Fellow 2017 debut picture book author Peter McCleery’s BOB AND JOSS GET LOST (illustrated by Vin Vogel; Harper, 2017) coincidentally slid through my mail slot the same week that I started reading Rebecca Solnit’s A FIELD GUIDE TO GETTING LOST (Penguin, 2005).
Writing about the richness and complexities of getting lost, wandering, and not being in control, Rebecca Solnit bemoans today’s empty, suburban back yards and what they mean for kids:
Children seldom roam, even in the safest places. Because of their parents’ fears of monstrous things that might happen (and do happen, but rarely), the wondrous things that happen as a matter of course are stripped away from them. For me, childhood roaming was what developed self-reliance, a sense of direction and adventure, imagination, a will to explore, to be able to get a little lost and then figure out the way back. I wonder what will come of placing this generation under house arrest.
Bob and Joss — lucky boys — DO get a chance to roam. Their story begins:
Bob was bored.
“I’m bored,” he said. “Let’s do something.”
“Let’s take a boat trip,” said Joss.
“No way,” said Bob.
“Why not?” asked Joss.
“We will get lost,” said Bob.
“We won’t get lost,” said Joss.
They got lost.
So their adventure begins.
Solnit quotes historian Aaron Sachs on the subject of explorers who, he says, ‘”…were always lost, because they’d never been to these places before. They never expected to know exactly where they were… [T]heir most important skill was simply a sense of optimism about surviving and finding their way.”‘ She continues “The question, then, is how to get lost,” because in getting lost “…lies a life of discovery.”

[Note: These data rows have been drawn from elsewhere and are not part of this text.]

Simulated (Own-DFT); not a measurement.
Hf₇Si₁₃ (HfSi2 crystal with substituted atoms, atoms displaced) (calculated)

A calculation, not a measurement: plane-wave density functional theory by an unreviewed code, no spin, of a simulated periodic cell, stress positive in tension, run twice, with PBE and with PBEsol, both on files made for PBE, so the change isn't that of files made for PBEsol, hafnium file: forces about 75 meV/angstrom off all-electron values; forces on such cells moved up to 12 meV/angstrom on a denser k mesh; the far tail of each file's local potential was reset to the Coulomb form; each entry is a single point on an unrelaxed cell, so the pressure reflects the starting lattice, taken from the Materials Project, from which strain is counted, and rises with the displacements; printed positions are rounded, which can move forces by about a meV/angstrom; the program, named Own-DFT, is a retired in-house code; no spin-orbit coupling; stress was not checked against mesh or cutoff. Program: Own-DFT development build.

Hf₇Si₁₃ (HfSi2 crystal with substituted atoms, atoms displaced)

After only a few moments of enjoying their adventure in lost-ness, Bob and Joss have another exchange:
“We are lost!” cried Bob.
“We can’t be lost,” said Joss. “I know where I am.”
“Yes,” said Joss. “I’m here on a boat with you.”
Joss sounds an awful lot like the pioneer Daniel Boone, who Solnit also quotes: ‘”I never was lost in the woods in my whole life, though once I was confused for three days.”‘ Like many kids — and Boone — Joss is a natural explorer. Always chill behind his flop of surfer-dude hair, he maintains his sense of humor and his calm, enjoying the boys’ various encounters (save for one humanizing moment when he gets freaked out by a snail).
Bob: not so much. He wrings his hands and tugs at his hair, his eyes alternately bugging out and growing heavy-lidded with each new encounter. Bob has moments of childlike abandon (he is the one who introduces the excellent word “scuttlebutt” to the nautical part of the boys’ adventure), but he always returns to angst. Near the story’s end he has a small fit:
“I hate this place. There’s nothing here! No television, no video games, no books, no clocks, no toys, no cars, no paper, no pens, no chairs, no radio, no computers, no bikes, no peanut butter, no jelly. NOTHING!”
Kids getting lost can be really traumatic — though maybe moreso for parents than for most children, which stands to reason: the whole world is new and unknown to children. They spend a lot of their time just being where they are rather than knowing where they are, so the sensation is pretty familiar.
But poor Bob has trouble holding on to his inner child. He’s attached to his worldly comforts, and yet at story’s end, when he’s back with them again, he’s no longer lost but is nonetheless right where he began: bored — trapped between finding his comfort zone to be not-that-fun, and being unable to embrace getting out of it.
If Bob is lucky, maybe he’ll get lost a few more times and start to get the hang of it. Say, in a BOB & JOSS II?!